Overview
XPath functions
XPath functions specific to Lavoisier
Recommendations for writing efficient XPath expressions
Any XPath expression that is evaluated by an adaptor MUST be set in attribute @eval (or @match in case of processor adaptors) of element <parameter> rather than in the text() node, else it would be considered as a constant value rather than a XPath expression.
This enables Lavoisier to hide the complexity induced by these 2 different evaluation contexts (i.e. one for view invocation + one for each selected XML event). This also enables Lavoisier to optimize the execution of the XPath expression by exploding it into several expressions, which are then distributed between these 2 contexts. In particular, function view() needs to be invoked only once per view invocation, while the relative paths must be invoked for each selected node.

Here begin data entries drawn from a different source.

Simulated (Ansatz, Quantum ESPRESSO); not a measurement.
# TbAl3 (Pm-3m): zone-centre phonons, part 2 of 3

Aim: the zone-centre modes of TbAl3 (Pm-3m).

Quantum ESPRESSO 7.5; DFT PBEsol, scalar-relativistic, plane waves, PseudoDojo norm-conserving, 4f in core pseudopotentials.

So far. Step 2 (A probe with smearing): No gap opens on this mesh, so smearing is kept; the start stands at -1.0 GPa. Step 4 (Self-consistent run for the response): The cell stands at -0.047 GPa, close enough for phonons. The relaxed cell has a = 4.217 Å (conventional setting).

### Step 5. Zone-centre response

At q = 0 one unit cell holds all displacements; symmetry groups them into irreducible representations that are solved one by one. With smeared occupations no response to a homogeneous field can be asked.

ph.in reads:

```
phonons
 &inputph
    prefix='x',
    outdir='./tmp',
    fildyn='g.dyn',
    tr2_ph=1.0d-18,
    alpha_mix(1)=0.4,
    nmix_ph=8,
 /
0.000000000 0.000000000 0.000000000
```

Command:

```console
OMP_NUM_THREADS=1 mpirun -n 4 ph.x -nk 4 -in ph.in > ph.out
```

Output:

The @match attribute always expects an absolute path, and the default path is /*. The supported values of a parameter depends on the expected type declared for this parameter:
absolute XPath parameter | relative XPath parameter | XPath expression parameter | non-XPath parameter | |||||
ALLOWED CONTENT | @match='/...' | @match='eval()' | @eval | text() | @eval | text() | @eval | text() |
---|---|---|---|---|---|---|---|---|
/absolute | OK | / | / | / | / | / | / | / |
./relative | / | / | OK | / | OK | / | / | / |
(expr with ./relative) | / | / | / | / | OK | / | / | / |
(expr w/o ./relative) | / | OK | / | / | OK | / | OK | / |
constant | / | / | / | / | / | OK | / | OK |
Attribute @match of <processor> aims at selecting nodes from the input stream of XML events.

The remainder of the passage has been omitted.